I wondered how people’s attitudes varied between adoptive parents of same sex and heterosexual couples, but Sarah admits: “I don’t know.”

She explains: “I think it’s just more obvious if you’re a same sex couple. So people ask more questions or make more assumptions. Many adoptive parents said the experience and particular challenges and issues are so all-consuming, that you might have more in common with adoptive parents however they identify, same sex or not. For example taking a child into your family when they’re older.”

In this vein I asked Sarah whether it was common for her or for Rachel to be asked quite personal questions about their family, from people or in situations in which it may not be comfortable for them or an appropriate topic.

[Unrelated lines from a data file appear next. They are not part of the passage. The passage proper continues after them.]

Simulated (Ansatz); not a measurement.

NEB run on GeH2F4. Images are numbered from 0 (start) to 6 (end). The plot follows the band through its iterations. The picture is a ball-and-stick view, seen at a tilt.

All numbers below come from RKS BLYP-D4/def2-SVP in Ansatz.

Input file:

She tells me: “We don’t anymore; every now and then yes. Most of the time people see what they see and accept what they find or get on with it. People can get quite anxious about how they are perceived, but a lot of the time people are getting on with their lives.

“That said, there are families who have experienced very negative or dismissive attitudes from teachers or social workers. So that still goes on but I think a lot less than in the past.”

Watford Observer:

Neither of the two are trans women, but the book also covers the experience of transgendered parents. Sarah explains to me how they went about ensuring they included and represented this experience.

“We were really conscious that quite a lot of the context we had was focused on lesbian and gay families, but the voices of trans people weren’t bring heard very much. That was where links with organisations like Stonewall really helped us. They helped us to find people.

“Within the stories are so many differences. One of my favourite interviewees was a woman called Justine who had transitioned from male to female when her children were teenagers in a very traditional part of Northern Scotland.

"Her story is remarkable in that despite no one in the community having encountered anyone trans before, they rallied round and were really supportive and she’s gone on to be a bit of a role model for others.

“It isn’t all controversial or doom and gloom, it’s just people working out how I do the best by my children, myself and my family. The approach has been us coming to this not as experts but, like everybody else, people who are muddling through family life. So we were very open with people coming to us with their experience.”

Pride & Joy A Guide for LGBT Parents by Sarah and Rachel Hagger-Holt is published by Pinter & Martin.